Making reproducible projects

An introduction to version control with R Studio and GitHub

Stephen Lang, Dan Padfield
& Matt Jones

20th June 2023

Workshop outline

Workshop aims (reproducibility tools)
Introduction to version control
Overview of git and GitHub
Using GitHub with R Studio
Integrating with R Studio Projects and here
Some use-cases from us
Bonus session on data sharing! (w/ Matt Jones)
Practical (bring your problem code!)

Three aims:

{here}

Know basics of using git/GitHub for version control

Learn how to create R Studio Projects

Understand how the here package works

Preparation

Checked git is installed

Signed up for a GitHub account

Authenticated GitHub on your machine

Let us know if you are stuck on any of these

(Extra guidance is on the Exeter data Analytics Hub)

Why use version control?

Version control allows us to:

Avoid confusing file names
Keep track of changes made over time
Tinker with code without worrying about breaking it
Easily revert when code does break
Integrate with other software for online back-ups

Installed locally
Free version control system (often pre-installed)
Manages the evolution of files in a sensible, highly structured way
Structured around repositories (aka a ‘repo’) as units of organisation

Cloud-based
Hosting service for git-based projects (others: BitBucket, GitLab)
Similar to DropBox/Google Docs but better
Allows others to see, synchronise with and contribute to your work

The git/GitHub workflow

Specific flow of actions that are usually followed:

Pull

Download everything from GitHub for the repo*

Stage

Add modified files to the commit queue

Commit

Confirm your changes locally (with message)

Push

Upload committed changes to GitHub

Interacting with git/GitHub

The git/GitHub workflow (RStudio)

Same flow:

Pull

Stage

Commit

Push

.gitignore

Text file that lists large/specific files you don’t want to sync
Exclude all files of one type with * wildcard (e.g., *.png)

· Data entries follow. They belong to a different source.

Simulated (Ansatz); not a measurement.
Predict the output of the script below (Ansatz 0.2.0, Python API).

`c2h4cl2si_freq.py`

Edit the .gitignore file (left) or select files to exclude (right)

R Studio Projects

Why R Studio Projects are great:

Each Project file opens a new session and environment
File paths start relative to the .Rproj file (much shorter)
Improves code reproducibility — even better if you use here

Self-contained project folder makes a perfect GitHub repo:

How to create an R Studio project

Create project by cloning a GitHub repo

{here}

`{here}` makes filepaths that:

Work magically on both macOS & Windows (/ or \)
Start at the root of the repository (using .Rproj file)

here::here() will show the root of your project directory:

#install.packages("here")
library(here)
here()

[1] "/Users/dp415/Desktop/exeter_open_reproducibility_website"

This path is included at the start of every filepath here creates

Using `here`:

Filepaths are created in a similar way to paste():
We list quoted names of folders, comma separated

We can create a test filepath to a folder within the repository:

here("data","raw_data") #creating a filepath to a folder within the repository

[1] "/Users/dp415/Desktop/exeter_open_reproducibility_website/data/raw_data"

Create paths directly within a file/filename argument:

read_csv(file = here("data","raw_data","data.csv"))
ggsave(plot, filename = here("output","figures"))

Or turn long paths into an object for regular use:

output_path <- here("output","movement","figures") ; output_path

[1] "/Users/dp415/Desktop/exeter_open_reproducibility_website/output/movement/figures"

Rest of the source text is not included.